The IEEE Security and Privacy Symposium Workshops

Terry Benzel, University of Southern California Information Sciences Institute

Pages: 12–14

Abstract—To bring some of the IEEE Symposium on Security and Privacy Workshops to a wider audience, IEEE Security & Privacy magazine's editorial board decided to devote one special issue each year to a reprise of selected symposium papers. This year, the special issue focuses on two of the Security and Privacy Workshops held in conjunction with the symposium. Three articles discuss security in Web systems, and the fourth describes the emerging field of privacy engineering and the motivation, content, and results of the first workshop on this topic.

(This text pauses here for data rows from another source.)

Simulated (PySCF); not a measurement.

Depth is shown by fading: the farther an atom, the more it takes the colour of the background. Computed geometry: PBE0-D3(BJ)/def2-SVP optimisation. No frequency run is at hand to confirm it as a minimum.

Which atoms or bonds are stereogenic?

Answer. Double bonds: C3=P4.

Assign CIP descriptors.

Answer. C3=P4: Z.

Keywords—symposium; security; privacy; IEEE Symposium on Security and Privacy; Security and Privacy Workshops; W2SP; IWPE


For 37 years, the IEEE Symposium on Security and Privacy has been the premier forum for presenting computer security and electronic privacy developments and for bringing together leading researchers and practitioners. The topics covered at the symposium have varied over the years, but the work presented has always been considered some of the best, most timely research in the field.

For the past 10 years, the symposium has also included associated workshops. The workshops expand opportunities for scientific exchange covering a specific aspect of security and privacy in more detail and providing a forum for presentation of work in its early stage. These workshops are co-located with the symposium, and the number of workshops and attendees has grown steadily over recent years.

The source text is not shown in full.